With amazing documentation! I have weeks of delicious reading ahead of me.
First up is Nawal Nasrallah’s “Annals of the Caliphs’ Kitchens: Ib Sayyar al-Warraq’s Tenth-Century Baghdadi Cookbook” (Brill, Leiden and Boston: 2010). I had ordered it because another reference indicated it had sausage recipes, and it came through in spades. Chapter 36 is about making large intestine sausages, small intestine sausages and stuffed pastries. Five of the recipes are for variants of laqaniq. Doesn’t that sound like lucanian or loukaniko sausage?
The second is Geoponika: A Modern Translation of the Roman and Byzantine Farming Handbook by Andrew Dalby (Prospect Books, Totnes: 2011). Page 92 (Book 2, 33) has documentation for yeast bread. Technically, it is more of a negative documentation, but it gives instructions on how to make yeast cakes for storage, to be used when you need them, instead of yeast. From this, I understand that must was the most common source of yeast. There is also a whole chapter on how to get rid of vermin, pests and insects. I can’t wait to dig in more, as there are chapters on farm management, plants, wines, and animal husbandry.
My third new treasure is Eat and Be Satisfied: A Social History of Jeish Food by John Cooper (Jason Aronson, Northvale New Jersey: 1993). This covers a much broader time period, but is tightly focused on a single dietary regime.
Finally, I have lace-related goodies:
The newest is The Early Lace Workbook: Bobbin Lace Techniques before the Baroque (Rosemary Shepherd, Lace Press Australia: 2009) had me captivated over the holidays. It has been many years since I read a lace book cover to cover. It is full of research around early laces in art, and the author’s experiments with recreating them. I can’t wait to clear off a pillow so I can start playing with this one.
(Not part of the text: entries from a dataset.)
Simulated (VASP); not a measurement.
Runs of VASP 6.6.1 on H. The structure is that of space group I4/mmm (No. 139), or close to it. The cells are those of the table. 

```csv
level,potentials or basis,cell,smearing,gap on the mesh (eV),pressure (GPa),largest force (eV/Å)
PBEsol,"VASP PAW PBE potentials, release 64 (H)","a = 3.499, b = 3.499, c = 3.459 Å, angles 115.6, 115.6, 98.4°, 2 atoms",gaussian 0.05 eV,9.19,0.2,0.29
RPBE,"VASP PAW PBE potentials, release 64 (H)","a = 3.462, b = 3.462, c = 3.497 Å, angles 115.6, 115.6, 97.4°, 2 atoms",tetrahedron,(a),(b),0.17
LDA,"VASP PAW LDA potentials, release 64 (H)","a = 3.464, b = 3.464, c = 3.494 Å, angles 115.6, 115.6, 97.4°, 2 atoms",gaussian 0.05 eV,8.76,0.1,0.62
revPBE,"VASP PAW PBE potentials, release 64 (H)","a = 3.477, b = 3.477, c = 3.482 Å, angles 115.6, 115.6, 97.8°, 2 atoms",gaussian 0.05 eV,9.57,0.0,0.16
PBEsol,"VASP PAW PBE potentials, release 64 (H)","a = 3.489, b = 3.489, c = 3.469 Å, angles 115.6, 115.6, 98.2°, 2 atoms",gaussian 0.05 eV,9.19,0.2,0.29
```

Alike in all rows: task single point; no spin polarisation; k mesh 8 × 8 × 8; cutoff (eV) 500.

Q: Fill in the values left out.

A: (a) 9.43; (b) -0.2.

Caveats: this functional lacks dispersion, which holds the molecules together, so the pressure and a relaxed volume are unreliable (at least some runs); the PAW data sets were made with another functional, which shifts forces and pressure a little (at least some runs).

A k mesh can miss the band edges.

I also have all five of Gilian Dye’s early lace books: Elizabethan Lace, Gold & Silver Edgings, The Isham Samples and Other Linen Edgings, Surface Decoration in Silk and Metallic Thread, and Insertions & Borders (all Cleveden Press, Glasgow, 2009-2015). The last four books are particularly interesting for their documentation and explanations of technique, but the first is rather fun because she takes period laces and uses them to make modern designs such as earrings.